Do you have an ink dependence? I can help...

TWSBI 700 Vac

I can't believe that I forgot to blog about this pen. I got it a couple of months back at the Raleigh Pen Show, and I've meant to write something about it since then. I found this pen at the Anderson Pens table, and the Andersons talked me into getting this beauty.

 I agonized over the choice of colors for quite a while (Smoke? Amber? Clear?) until Audrey asked "Why don't you like the blue one?" Uh. I don't know. I kinda love the blue one. It's red and blue. My school colors are red and blue. I got the red and blue one.

The packaging for this pen is a little over the top, but it is also pretty great. I don't have any better packaging from any of my other pens. (Of course, it's also one of the most expensive pens I have, but whatever.) It comes in a clear plastic case with a white base. The pen is supported by white plastic saddles with clear stays on top so that the pen is kinda suspended in the case. I feel confident that the pen is safe in there. It's also inside a padded brown cardboard box. Don't worry about having this one shipped. It'll be fine.

Inside that base (and I didn't discover this for a while) are some tools and supplies to keep the pen running smoothly. It comes with a little jar of silicone grease, a couple of extra o-rings, and a small wrench. I've not used the o-rings or the grease, but that wrench is very handy for taking the pen apart. It comes all the way apart pretty quickly, and that makes cleaning the pen really easy.

The build quality on this pen is superior. It is almost entirely plastic with chrome trim rings at middle, and at the ends. The clip is also a sturdy metal, but it's frosted instead of chromed. The plastic is hard, heavy, and sturdy. It's also very smooth. This looks great, but it means that I'm always wiping fingerprints off of it. The plastic on the cap is faceted instead of smooth, but it still collects fingerprints. This is something I'm just used to, but it could bother some folks. 

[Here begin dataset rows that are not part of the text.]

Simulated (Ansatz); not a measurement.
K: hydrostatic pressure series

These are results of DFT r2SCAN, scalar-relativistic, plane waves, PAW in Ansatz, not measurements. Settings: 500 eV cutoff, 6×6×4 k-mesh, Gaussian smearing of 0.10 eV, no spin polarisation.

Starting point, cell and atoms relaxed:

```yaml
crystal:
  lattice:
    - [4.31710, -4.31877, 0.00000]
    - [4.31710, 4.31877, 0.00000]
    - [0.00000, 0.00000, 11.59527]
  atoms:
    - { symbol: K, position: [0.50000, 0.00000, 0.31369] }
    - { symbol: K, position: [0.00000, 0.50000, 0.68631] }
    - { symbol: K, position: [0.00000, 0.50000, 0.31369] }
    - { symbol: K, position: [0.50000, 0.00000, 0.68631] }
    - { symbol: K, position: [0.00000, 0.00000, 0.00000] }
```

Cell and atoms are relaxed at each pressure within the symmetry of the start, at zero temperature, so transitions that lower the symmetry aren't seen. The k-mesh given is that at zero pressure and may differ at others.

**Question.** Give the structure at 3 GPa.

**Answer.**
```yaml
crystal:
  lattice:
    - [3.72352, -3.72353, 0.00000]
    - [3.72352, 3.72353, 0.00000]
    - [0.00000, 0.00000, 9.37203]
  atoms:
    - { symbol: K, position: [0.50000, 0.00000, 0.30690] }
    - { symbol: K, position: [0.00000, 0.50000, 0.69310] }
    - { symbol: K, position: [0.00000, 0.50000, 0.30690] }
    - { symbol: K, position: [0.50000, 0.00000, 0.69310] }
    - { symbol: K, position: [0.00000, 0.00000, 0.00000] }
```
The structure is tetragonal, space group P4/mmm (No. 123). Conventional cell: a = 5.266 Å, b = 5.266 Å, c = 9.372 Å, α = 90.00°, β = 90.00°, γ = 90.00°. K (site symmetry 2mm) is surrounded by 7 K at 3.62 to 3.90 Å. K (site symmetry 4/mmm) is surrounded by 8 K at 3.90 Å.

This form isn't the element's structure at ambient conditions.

The body of the pen tapers towards the ends with the thickest area being just off of the middle. This creates a bit of a step from the thickest part down to the grip, and the threads there are a little aggressive. They are going to hold that cap on, but I have heard some say that they don't care for the way that the threads hit their fingers. It doesn't bother me at all, but perhaps I hold the pen further down towards the nib. 

Uncapped, the pen is about 1/4 inch longer than an uncapped Lamy Safari. Posted (and you can post this one) it is a bit longer than the Safari. It's a big pen, but it's well-balanced whether it's posted or not. That big metal weight from the chrome ring sits in the saddle of your hand, so it creates a pretty natural balance.

In terms of size, you might think of the Noodler's Ahab. It's just as big around the widest part, but a bit longer than the Ahab. I love a big pen, but I have pretty big hands.

One of the main features of this pen is the vac-filler. When you unscrew the back cap, it activates the piston. To fill the pen, you submerge the (giant) nib in ink, and push the piston down. That pulls a vacuum behind the piston, and when you get to the bottom of the push it hits a wide area and ink will be sucked into the vacuum. It works great if you have a deep ink well and plenty of ink. It doesn't work all that well for samples or shallow ink jars or low ink levels. For those, I just fill the chamber with a syringe. It's easy to slip a needle past the piston-head and fill it that way.

The other neat thing about this pen is that the piston has two parts. If you look at the break-down pic you'll see that there's a wide rubber stopper and a smaller one in front of it. When you screw down the crown of the pen it fits that smaller stopper into the end of the feed section like a cork. So, if you're flying or carrying it in a pocket you don't have to worry about ink rushing out of the nib and into the cap. That's a really nice safety feature. It does mean that if you're going to be writing a lot you'll need to open the crown a little to allow ink into the feed. I've found that I can write a page or so with a closed feed. After that, you need to open it a little. I'm not in the habit of frantically scribbling for pages at a time, so this never bothers me. I've found that the Vac 700 writes a little wetter with the feed open, but that it works perfectly well for a good amount of time with the feed closed, too.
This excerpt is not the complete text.